What are some strategies to use seq2seq translation with 22m sentence pairs instead of 50k?

Could anyone give some hints as to what architecture one would use to use all the available sentence pairs from lesson 11 instead of just 50k? In the 50k version it already uses about 3G of GPU ram (+ 1G for attention), so I am not sure if there is an easy way to do it on one GPU. With multiple GPUs I could imagine sharding the sentences, like A-E on GPU 1, F-J on GPU 2, and so on but that might make it not as good as fitting everything into one model. Maybe one could invent new word vectors that are not like 300 elements?


You should 1st see if you actually need that many. If you find that you do, it won’t impact your GPU memory - as long as you limit the vocab size. Should just take longer to train an epoch AFAICT. You’ll need more layers to actually take advantage of the full corpus.


I understand that GPU memory wouldn’t increase as long as vocab size and sentence length is constant.

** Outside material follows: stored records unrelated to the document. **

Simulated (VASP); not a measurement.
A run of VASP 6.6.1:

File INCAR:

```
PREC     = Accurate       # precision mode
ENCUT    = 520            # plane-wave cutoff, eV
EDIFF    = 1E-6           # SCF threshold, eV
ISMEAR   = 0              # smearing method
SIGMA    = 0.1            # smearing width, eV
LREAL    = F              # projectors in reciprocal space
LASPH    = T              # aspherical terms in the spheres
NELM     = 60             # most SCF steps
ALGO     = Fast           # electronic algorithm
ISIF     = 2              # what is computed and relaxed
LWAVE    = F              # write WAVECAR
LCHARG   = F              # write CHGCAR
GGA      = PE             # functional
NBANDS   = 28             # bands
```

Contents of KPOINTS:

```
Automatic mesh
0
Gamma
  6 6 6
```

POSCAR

@jeremy I have problem in preprocessing. Looks like lecture example would load everything from text file to memory then preform a spacy tokenize in parallel. I keep running out of memory in the first part for >100k sentences.

So I created my own dataset and override __getitem__ function and handle a line each time. But everything failed when running num_workers > 1 in dataloader. I think I wasn’t able to get spacy.tokenizer running in parallel.